"Push, Push, Push the Particle" activity

Build Your Own LinAc


As scientists design instruments to push charges to faster and faster speeds, they must understand how accelerated motion affects the distance objects travel while being accelerated. To accelerate particles at Fermilab scientists push them with an electrical force. The downside to this method is that this electrical force changes directions continuously. First it points to the right, then it points to the left. Right, then left, continuously.

To successfully use this method of accelerating particles, scientists let them get pushed in the desired direction, but cover them up with a tunnel to stop them from being pushed back in the other direction.

The method scientists use to accelerate particles at Fermilab is similar to putting a balloon in a strong wind that keeps switching right and then left. If you want the balloon to be blown to the right, you would let the wind push it when the wind is pointing toward the right. However, to keep it from slowing down when the wind is pointing toward the left, you would need to cover it up. You would then remove the cover when the wind switched back to the right, and so on.

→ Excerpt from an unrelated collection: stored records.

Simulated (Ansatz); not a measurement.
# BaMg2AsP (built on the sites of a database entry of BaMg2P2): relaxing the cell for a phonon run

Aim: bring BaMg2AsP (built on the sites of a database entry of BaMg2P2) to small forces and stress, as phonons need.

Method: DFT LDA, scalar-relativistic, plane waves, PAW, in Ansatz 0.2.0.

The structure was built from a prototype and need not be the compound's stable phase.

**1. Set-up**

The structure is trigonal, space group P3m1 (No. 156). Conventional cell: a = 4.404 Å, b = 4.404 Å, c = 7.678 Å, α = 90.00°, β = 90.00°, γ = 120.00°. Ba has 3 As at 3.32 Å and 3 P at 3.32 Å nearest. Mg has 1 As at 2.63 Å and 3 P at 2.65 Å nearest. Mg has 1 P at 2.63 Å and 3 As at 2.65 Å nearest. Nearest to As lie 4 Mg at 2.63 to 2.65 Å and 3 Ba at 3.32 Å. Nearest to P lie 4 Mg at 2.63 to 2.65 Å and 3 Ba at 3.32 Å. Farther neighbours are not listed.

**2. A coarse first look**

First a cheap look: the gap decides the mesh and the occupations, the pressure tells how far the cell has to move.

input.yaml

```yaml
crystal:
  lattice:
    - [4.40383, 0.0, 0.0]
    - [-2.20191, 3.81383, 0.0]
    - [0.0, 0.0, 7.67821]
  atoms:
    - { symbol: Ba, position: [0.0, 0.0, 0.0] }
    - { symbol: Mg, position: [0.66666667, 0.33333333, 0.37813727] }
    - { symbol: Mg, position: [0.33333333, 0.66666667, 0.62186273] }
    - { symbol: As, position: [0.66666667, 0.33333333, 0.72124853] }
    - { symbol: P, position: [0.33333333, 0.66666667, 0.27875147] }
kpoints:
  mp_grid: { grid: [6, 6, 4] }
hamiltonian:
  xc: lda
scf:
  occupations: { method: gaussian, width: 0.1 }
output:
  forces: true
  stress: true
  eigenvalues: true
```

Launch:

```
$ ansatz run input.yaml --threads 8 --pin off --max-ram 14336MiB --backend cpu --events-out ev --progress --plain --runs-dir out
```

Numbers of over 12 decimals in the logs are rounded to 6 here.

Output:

Fermilab scientists actually create particle tunnels for this very reason. To be successful, scientists need to know exactly where a given particle will be after it finishes being accelerated so they can place a shielding tunnel around it to stop it from being slowed down. They also need to know just how long to make the tunnel so that the particle will come out again when the electric force is pushing in the desired direction.

 

Research Assignment

You will roll a ball down an inclined ramp, which will feed into a horizontal tunnel, which will open onto another ramp, and so on until your ball has rolled down at least four ramps and through at least four tunnels during the five-foot drop to the ground. In addition the ball must remain in each tunnel and on each incline for one second apiece. Will you have to make the tunnels all the same length? What about the inclines? Will your ball accelerate on the inclines? Will your ball accelerate in the tunnels? Find out!

Design and create a system of ramps and tunnels using the track and tubes that will bring a ball from five feet high to the ground. The ball must travel down at least four inclines and must travel through at least four tunnels. The balls may only be on the inclines for one-second intervals and must remain in the tunnels for one-second intervals.

 

Observations:
Record all of your activities and observations in your journal. For each trial, note the lengths of each ramp and tunnel and the time that the ball spends on each one. Be sure to record your data in a systematic way so that you can understand it as you do your experiment and your teacher can understand what you did when your experiments are done.

 

Journaling: What Did You Learn?

Were the lengths of your ramps constant? What about the lengths of your tunnels? Where did your ball accelerate? Do you notice anything interesting about the lengths of the tunnels and ramps in your apparatus? Explain your observations in your journal.